Evaluation

The fdsim package has built-in functionality to analyze simulation log files and extract useful performance measures. This functionality is provided in one flexible class that can be configured to output a wide variety of performance indicators.

For example, you can filter the deployments or incidents that should be taken into account when calculating performance and you can determine which descriptors, such as quantile values, of a certain performance measure (e.g., the response time) you want to calculate. In addition, you can configure the Evaluator class to use multiple performance metrics and reuse the same object among different simulation setups to compare the results.

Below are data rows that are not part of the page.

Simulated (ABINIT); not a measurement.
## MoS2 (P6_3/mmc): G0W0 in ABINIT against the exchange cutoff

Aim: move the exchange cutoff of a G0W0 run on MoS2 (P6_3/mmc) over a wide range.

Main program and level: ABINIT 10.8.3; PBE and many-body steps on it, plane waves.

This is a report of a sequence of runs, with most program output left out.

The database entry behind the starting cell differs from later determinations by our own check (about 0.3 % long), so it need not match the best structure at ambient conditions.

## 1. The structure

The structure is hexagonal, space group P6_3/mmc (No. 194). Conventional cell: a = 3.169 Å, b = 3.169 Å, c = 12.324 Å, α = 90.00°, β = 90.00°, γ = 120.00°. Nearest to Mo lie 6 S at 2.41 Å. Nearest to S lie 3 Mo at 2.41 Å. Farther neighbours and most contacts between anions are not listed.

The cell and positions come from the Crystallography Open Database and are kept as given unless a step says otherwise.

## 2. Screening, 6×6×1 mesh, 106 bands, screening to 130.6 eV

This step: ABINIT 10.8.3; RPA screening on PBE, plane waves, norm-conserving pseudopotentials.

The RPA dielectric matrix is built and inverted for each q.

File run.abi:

class evaluation.Evaluator(response_time_col='response_time', target_col='target', run_col='run', prio_col='priority', location_col='location', vehicle_col='vehicle_type', incident_type_col='incident_type', object_col='object_function', incident_id_col='t', datetime_col='time', by_run=True, confidence=0.95, verbose=True)[source]

Class that evaluates simulation runs, i.e., extracts metrics from the simulation log.

Multiple metrics can be set up in one Evaluator object, so that all metrics are calculated upon every call to Evaluator.evaluate. This way, the evaluator only has to be initialized once in order to run simulation experiments with multiple input configurations.

Parameters:
  • target_col, run_col, prio_col, location_col, vehicle_col, incident_type_col, object_col (response_time_col,) – The columns in the simulation log(s) that will refer to varying aspects of an incident or deployment. Specifically, the columns represent, respectively: the response time, the response time targets, the simulation run/iteration respectively, the priority of the incident, the demand location id of the incident, the vehicle type, the incident type, and the object function. Defaults are “response_time”, “target”, “run”, “priority”, “location”, “vehicle_type”, “incident_type”, and “object_function” respectively.
  • by_run (boolean, optional, default=True) – Whether to calculate metrics per simulation run (True) or over the whole dataset.

Notes

The Evaluator class was developed with flexibility as one of the most important criteria. To support this flexibility, while maintaining a simple API, metrics are not defined upon initialization, but using the .add_metric() method.

add_metric(measure, name=None, description=None, count=True, mean=True, std=True, missing=True, quantiles=[0.5, 0.75, 0.9, 0.95, 0.98, 0.99], prios=None, locations=None, vehicles=None, incident_types=None, objects=None, hours=None, days_of_week=None, first_only=False)[source]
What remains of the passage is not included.